Having registered our sailing plan from FP to Cairns in QLD with the Australian Border Force, we set about enjoying Huahine, which consists of two islands joined by a bridge, Nui (big island) and Iti (small island). We cycled the 23 km route around Nui visiting the original settlement of Fare Pote’e near Maeva on the north-east corner of the island.
This was the original capital in ancient times. There is an interesting legend of the Princess Hotu Hiva who escaped an arranged marriage on the nearby island of Raiatea by hiding in a barrel and floating across to Huahine.
There are numerous Maraes (sacred sites) here and the original fish traps of the ancients in the river – still in use today. We also stopped at a stream which teemed with 2-3m long eels. The hills from Faie to the Bay of Maroe were quite steep, so we had to push the bikes.
We met Daniel from Berlin at the Huahine Yacht Club, who told us about Avea Bay at the southern tip of Iti, the small island. The next day I met four lovely ladies having lunch at the yacht club, wearing their traditional Tahitian flower crowns called “Hei Upo’o” which are worn to celebrate the beauty of everyday life in these islands of paradise. The embodiment of “The Happy Life”
Tara, one of the ladies has a restaurant “Chez Tara” at Avea Bay and she invited us to lunch on the Sunday. We motored the 8 nm down some narrow channels to Avea Bay on the Friday, which has the clearest water we have seen – anchored in 10 metres depth, we could see every link of the anchor chain on the white sand. It was a 50m swim to the kilometre wide reef, only 1.5m deep.
On Saturday we cycled the 16km up the east coast to Tehoro in the north and back, followed by a short 10hm cycle up the west coast to Ha’apu Bay and back on Sunday morning, finding the vanilla farm closed. Spruced up after a swim and a beer on the reef, we settled down at Chez Tara at 12:00 for lunch.
We were welcomed like old friends with hugs and Annie was presented with a fresh “Hei Upo’o” and a bunch of bananas, as I had mentioned earlier she wanted to bake a banana bread. The freshly grilled Mahi Mahi fish, chips and salads washed down with the local beer, went down a treat, resulting in a long Sunday afternoon Nanna nap.
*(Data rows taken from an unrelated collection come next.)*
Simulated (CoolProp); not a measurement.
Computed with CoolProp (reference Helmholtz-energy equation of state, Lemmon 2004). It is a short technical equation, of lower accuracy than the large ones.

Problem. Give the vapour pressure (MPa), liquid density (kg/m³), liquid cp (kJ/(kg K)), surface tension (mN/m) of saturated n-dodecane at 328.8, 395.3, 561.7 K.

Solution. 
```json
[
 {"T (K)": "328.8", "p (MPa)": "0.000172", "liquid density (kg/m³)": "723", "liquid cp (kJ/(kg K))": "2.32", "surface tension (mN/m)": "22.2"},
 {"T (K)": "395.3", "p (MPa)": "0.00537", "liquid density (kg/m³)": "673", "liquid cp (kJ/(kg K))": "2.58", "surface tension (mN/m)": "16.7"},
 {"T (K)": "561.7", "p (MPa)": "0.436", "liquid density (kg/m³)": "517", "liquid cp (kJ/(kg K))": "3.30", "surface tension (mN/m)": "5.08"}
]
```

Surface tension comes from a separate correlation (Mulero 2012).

On the Monday we motored back to Fare in the rain, anchored and at 5pm joined a bunch of German, Dutch, Swedish and British sailors for a convivial happy hour, half price, drinks session at the yacht club. Tuesday was perfect for recovery as it was raining most of the day.
Wednesday morning the 9th June, we set sail for the short 22 nm sail to Raiatea and Tahaa Islands.
Cheers for now!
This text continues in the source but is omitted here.